* Corpus Juris-Cyc. References: Waters, 40 Cyc, p. 645, n. 29. The Mobile Ohio Railroad Company prosecutes an appeal from a final decree of the chancery court of Prentiss county granting complainant, A.A. Tays, a permanent injunction restraining the defendant, Mobile Ohio Railroad Company, "from further filling up trestle No. 303-68, or any part thereof."
Tays exhibited his bill, alleging that he was owner of one hundred twenty-eight acres of land lying west of the Mobile Ohio Railroad, that there was a natural watercourse running through said land, and that near the northeast corner of his land there was a long railroad trestle under the track of the railroad, providing an outlet for the waters in that region. It alleged further that during the rainy seasons a great quantity of water accumulated on the lands adjoining his lands and passed under this trestle, spreading out over the lands of petitioner and other landowners, spreading out and flowing slowly over a wide area of low lands without damage to petitioner and adjoining landowners; that the defendant railroad company had begun to fill up said trestle and thereby divert the water so as to greatly increase both the volume and the rapidity of the water flowing upon the land of complainant; alleged that petitioner's lands were rich, alluvial, and of great value — bottom lands — and that they would be washed to an extent that would render them practically valueless if the railroad company were permitted to fill in with earth this trestle; that he had no adequate remedy at law; and that the injury to his lands would be irreparable.
A temporary injunction was granted enjoining the defendant from further filling up the said trestle, or from altering, changing, obstructing or diverting said watercourse at this point under the trestle above described.
To this bill the defendant answered admitting the location of the railroad running down through this valley and the general geographical situation; denied that there was any natural watercourse, and denied that the filling *Page 749 of this trestle would stop the natural flow of water in watercourse, but asserted that the waters allowed to flow over this open space were the overflow vagrant waters of Osborne creek; admitted that it had begun to fill up with earth between its track and the ground, had constructed a concrete culvert, but denied that the filling up of the trestle or the construction of the culvert would divert the watercourse or injure the plaintiff's lands.
The answer specifically stated that the natural flow of water would not be diverted, but that the only water that would be affected by the construction of its embankment and the placing of its tracks upon said embankment, filling in the unfilled space in said trestle, would be the overflow vagrant waters, such waters as came from Osborne creek flowing promiscuously over the surface of the botton lands in that vicinity.

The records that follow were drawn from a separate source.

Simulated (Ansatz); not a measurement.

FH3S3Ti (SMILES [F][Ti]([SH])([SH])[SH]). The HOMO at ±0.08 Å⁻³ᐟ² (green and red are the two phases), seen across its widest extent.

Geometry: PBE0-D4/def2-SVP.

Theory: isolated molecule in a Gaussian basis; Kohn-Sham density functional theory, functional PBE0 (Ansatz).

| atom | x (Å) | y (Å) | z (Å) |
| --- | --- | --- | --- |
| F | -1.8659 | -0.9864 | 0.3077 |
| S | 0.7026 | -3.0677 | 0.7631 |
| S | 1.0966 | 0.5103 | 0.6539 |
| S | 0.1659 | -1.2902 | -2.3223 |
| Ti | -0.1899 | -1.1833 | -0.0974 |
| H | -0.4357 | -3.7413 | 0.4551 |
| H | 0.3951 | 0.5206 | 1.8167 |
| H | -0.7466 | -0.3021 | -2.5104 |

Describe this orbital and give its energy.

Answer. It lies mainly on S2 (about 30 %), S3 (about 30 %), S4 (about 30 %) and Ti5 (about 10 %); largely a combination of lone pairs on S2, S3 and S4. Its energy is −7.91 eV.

The proof developed that Osborne creek is on the west side of the railroad, and that at the lower end of this trestle there leads out a ditch, runway or watercourse at a point about one hundred sixty-five feet from the railroad trestle, which flows almost east beneath the trestle, and on in an easterly direction, then turning south east; and at the lower end of Tay's tract of land there is another trestle. All the proof tends to show that the water runs from the east to the west when the water is at normal stage. There is also a ditch from the northeast running down and connecting with this ditch, or watercourse, which runs under and through from the east to the west, according to the witnesses, when the water is flowing normally and within its banks. The proof further shows that when Osborne creek begins to rise that, instead of the water flowing from the east to the west, it backs out through this ditch and runs from west to east and flows out all along under this trestle its entire length, the trestle here being about five hundred fifty feet. The height from the ground is not clearly shown; but before this injunction was served the railroad had filled in about two hundred fifty feet, leaving, at the time this injunction was served, a concrete culvert eight *Page 750 by twelve feet where the ditch is located, and about three hundred feet open space.
The witnesses are unanimous in their testimony that the water which has been flowing through this open space beneath the railroad track, called trestle 308-68, was surface, vagrant or overflow water. The witnesses on the east side of the railroad contend that the filling in of this three hundred feet, except for the concrete culvert above described, would not injure the complainant, Tays, while the witnesses on the west side of the railroad including complainant Tays, are practically agreed that there would be injury by the increased volume and velocity of the water upon his land.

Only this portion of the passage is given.